Michael Andersen (News Editor)
Does everyone who opposes Airbnb also oppose hotel construction? Let’s say there are 1000 Airbnb units in the city now, which seems maybe high to me but something like that. Then assume that every single one would be a long-term residence if not for Airbnb.
The city has recently built or will soon build 2500 new hotel rooms, sucking up precious developable square footage in mixed-use zones, often right next to job centers and transit.
https://docs.google.com/spreadsheets/d/1US5d-b3MzOeaGisB1I_TtZVzrJljJK7bw6R1QM3hJ3Y
There are thousands more hotel rooms just waiting to be converted to apartments if and when we ban hotels. If Airbnb is a manmade disaster, then presumably hotel rooms are too?
Recommended 4

If you want to ban hotels and use the space for housing, and ban AirBnB to use the space for housing, then we might as well ban offices, restaurants, shops, and everything else that creates jobs and income, use that space for housing, and observe the result of more housing + fewer jobs. Yes, housing costs would go down, but maybe not in the way we want.

A visitor to a hotel spends a few hundred dollars a day in Portland, almost all of which stays in Portland as wages for hotel employees, sales for restaurants and shops, taxes for the city. Similar with an AirBnB visitor, their spending stays in Portland as wages, sales and taxes. Fewer visitors makes the city poorer.

The more hotel rooms and AirBnB rooms, the better – as long as they have high occupancy rates.

q
Guest
q

But unless I missed something, nobody here has mentioned wanting to ban hotels or airbnbs.

Mike Quigley
Guest
Mike Quigley

All Portland can do now is hope for the Big One. Then start over from scratch, and, hopefully, get it right.

Louise Michel
Guest
Louise Michel

Whats unfortunate is that this is ultimately only going to be a stopgap measure. I come from a city with large amounts of multi-story apartments – the triple decker is ubiquitous in boston – and still housing is impossible to get cheaply in that city.

maccoinnich
Guest

When the original MAX alignment (from Pioneer Courthouse Square to Gresham) was being planned, Gateway was not yet part of the City of Portland. It was in what was then called “mid-County”, or unincorporated Multnomah County. Sadly Multnomah County’s urban planning legacy is very poor.

maccoinnich
Guest

“building codes we have since they require all manner of inferior materials (grade stamped lumber that is second growth, plywood that is no longer flat, mass produced windows with low-e glazing, etc”
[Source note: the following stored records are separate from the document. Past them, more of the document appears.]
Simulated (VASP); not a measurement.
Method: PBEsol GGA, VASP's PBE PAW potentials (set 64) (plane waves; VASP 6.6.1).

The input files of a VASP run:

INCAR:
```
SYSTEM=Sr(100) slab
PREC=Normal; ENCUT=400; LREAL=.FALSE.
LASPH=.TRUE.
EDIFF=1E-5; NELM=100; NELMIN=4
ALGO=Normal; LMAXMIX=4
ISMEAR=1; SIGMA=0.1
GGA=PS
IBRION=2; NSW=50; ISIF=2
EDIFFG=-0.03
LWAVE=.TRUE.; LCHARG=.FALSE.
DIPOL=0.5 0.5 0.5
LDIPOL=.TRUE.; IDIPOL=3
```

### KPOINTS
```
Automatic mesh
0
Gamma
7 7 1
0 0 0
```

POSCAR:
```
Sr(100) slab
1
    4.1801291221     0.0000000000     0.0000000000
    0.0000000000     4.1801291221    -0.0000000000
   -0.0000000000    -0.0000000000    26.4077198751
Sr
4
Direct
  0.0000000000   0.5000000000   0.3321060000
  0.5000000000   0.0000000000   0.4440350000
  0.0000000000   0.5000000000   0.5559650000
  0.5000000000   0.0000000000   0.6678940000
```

Please feel free to cite the sections of the building codes that require these, and then explain why you think getting rid of the building codes would make the use of these products less common. (i.e., if we didn’t have building codes that dictated safety and energy standards for windows, would hand built windows suddenly become more common?)

JeffS
Guest
JeffS

“jeffs, i’m curious how my support for yimbyism* benefits me financially. i think it’s fairly obvious how homeowners benefit from double digit YOY increases in equity valuation but i have yet to figure out how i can monetize my rent payments.”

You wouldn’t categorize your rent payments as your financial interests?
I feel like you’re being purposely obtuse on this one.

i guess i'm technically a "developer?"
Guest
i guess i'm technically a "developer?"

9watts
“But it’s not the only desirable characteristic housing can possess. Affordability, location, space, efficiency- all of these and more are potentially desirable characteristics too. I think other people, who aren’t you and who don’t necessarily share your ranking of these traits, should be free to value them as they would.”
Where did that come from?
Is this a straw man? Did anyone (did I) suggest otherwise?
For that matter why are you placing them opposite each other? Why couldn’t an affordable house also be durable? Or an efficient house? And location… what does that have to do with durability or lack thereof?
I look at this the other way around. If you start with (the goal of) a durable house don’t forget to skimp on those other objectives. Why is that so hard?
Recommended 0

Me and my partner are building a house. We’re DIYers who bike exclusively and we live super-cheap. We’re very low income, but we tick most of the privilege boxes. We use our savings to buy a property (a former back yard) several years ago, and had no idea what we were getting ourselves into.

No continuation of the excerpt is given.